China's Gilded Age

NEW YORK ( TheStreet) -- There's a trend that ties together the earnings at Caterpillar ( CAT) and Microsoft's ( MSFT) possible participation in a Dell ( DELL) buyout.

You can't trust China.

I'm not talking about the government. I'm talking about business. Although many people will still insist China is a "communist" country, I'm pretty sure that "If Marx were living today, he'd be rolling around in his grave," as Randy Newman sang.

China today is a brutally capitalist economy with a kleptocratic upper crust. Before you get into high dudgeon over that, consider America under Ulysses S. Grant.

Just as Civil War veterans were raking it in with both hands during the 1870s, so descendents of China's generals are doing the same today. Just as America had yet to see the wisdom of following copyrights in the 1870s, so it is with China today. Just as America's boom of the 1870s masked the brutalities of industrialization, and genocide against native people in the West, so it is with China today.

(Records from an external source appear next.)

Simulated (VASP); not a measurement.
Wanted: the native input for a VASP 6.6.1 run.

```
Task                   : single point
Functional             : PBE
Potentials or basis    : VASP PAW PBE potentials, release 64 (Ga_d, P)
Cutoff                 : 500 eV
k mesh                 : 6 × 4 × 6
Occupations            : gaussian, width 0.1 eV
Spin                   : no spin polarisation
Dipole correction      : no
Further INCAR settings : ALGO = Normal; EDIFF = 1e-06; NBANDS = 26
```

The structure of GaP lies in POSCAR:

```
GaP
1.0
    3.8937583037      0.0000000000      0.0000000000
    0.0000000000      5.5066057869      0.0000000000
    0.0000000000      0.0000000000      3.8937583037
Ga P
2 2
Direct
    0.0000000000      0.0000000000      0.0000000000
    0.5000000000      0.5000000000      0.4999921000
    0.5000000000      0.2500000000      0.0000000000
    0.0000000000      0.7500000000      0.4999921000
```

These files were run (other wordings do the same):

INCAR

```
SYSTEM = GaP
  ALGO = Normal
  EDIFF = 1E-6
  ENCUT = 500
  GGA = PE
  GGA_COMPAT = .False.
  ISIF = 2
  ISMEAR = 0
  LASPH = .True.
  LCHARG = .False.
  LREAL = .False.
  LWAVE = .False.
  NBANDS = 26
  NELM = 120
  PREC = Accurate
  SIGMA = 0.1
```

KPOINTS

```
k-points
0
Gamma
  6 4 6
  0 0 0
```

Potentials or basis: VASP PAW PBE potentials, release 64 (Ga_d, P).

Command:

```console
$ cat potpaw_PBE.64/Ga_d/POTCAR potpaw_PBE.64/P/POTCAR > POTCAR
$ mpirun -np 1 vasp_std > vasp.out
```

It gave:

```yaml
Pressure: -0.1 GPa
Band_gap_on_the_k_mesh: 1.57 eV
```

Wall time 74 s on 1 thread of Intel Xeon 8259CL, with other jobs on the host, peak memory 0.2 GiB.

What changed things here wasn't just the government -- the reforms of the 1880s were very superficial. What changed things was the cold hand of organized capitalism, with John D. Rockefeller rationalizing the oil industry and J.P. Morgan rationalizing everything else. It was the "trusts" that were the gateway to market reform, because the trusts did indeed reform the market, in the name of efficient allocation of capital.
Jay Gould, robber baron

It wasn't until the 1890s, with the trusts acting as de facto governments, while controlling what went on below them, that the government was able to gain a regulatory foothold. You can argue that the regulations of the Progressive Era were mainly done on behalf of capital, but they did happen.

Over a long struggle with Wall Street, America's markets became increasingly transparent through most of the 20th century, so that companies saw listing on our stock exchanges as a "gold standard," as something worth doing, because it meant they could be trusted.

But until a company, or an economy, is willing to be transparent, to be open and honest, accepting it in your market is more like accepting pythons in the Everglades.

That's what Caterpillar learned, as Quartz reports, in taking a $580 million loss because the "trusted" assets it acquired in China weren't worth what they were said to be worth. This despite having some of the "best men" in the market involved, like Emory Williams, who told the Financial Times he was "shocked, shocked" that gambling was going on here.

This has everything to do with Microsoft. Just as Europe found it had to do business with the U.S. during the Gilded Age, so technology companies today are dependent on China. The Chinese technology market is red in tooth and claw, and unless you're able to have a serious presence there you're just asking to get ripped off.

Dell has a serious presence there, $25 billion/year according to the South China Morning Post. Dell is leading the pack of Western companies into western China, Forbes notes, where costs are even lower than on the coast.

Size is not an absolute protection in China, but it helps get the best deals. Size lets you pick your suppliers, and that has a way of weeding out the crooks. Google ( GOOG) found that even Motorola wasn't a big enough player to assure honesty, which may be why CNET reported in December it is offloading operations to Flextronics ( FLEX), an older China hand that may get it better prices.

What all this should tell is us that there is increasing demand in China for the rule of law, for honest business. History tells me it will come after China gets its own Rockefellers and Morgans, not before. Fortunately, our biggest technology businesses are nurturing them.

At the time of publication, Blankenhorn held shares of MSFT and GOOG.

This article is commentary by an independent contributor, separate from TheStreet's regular news coverage.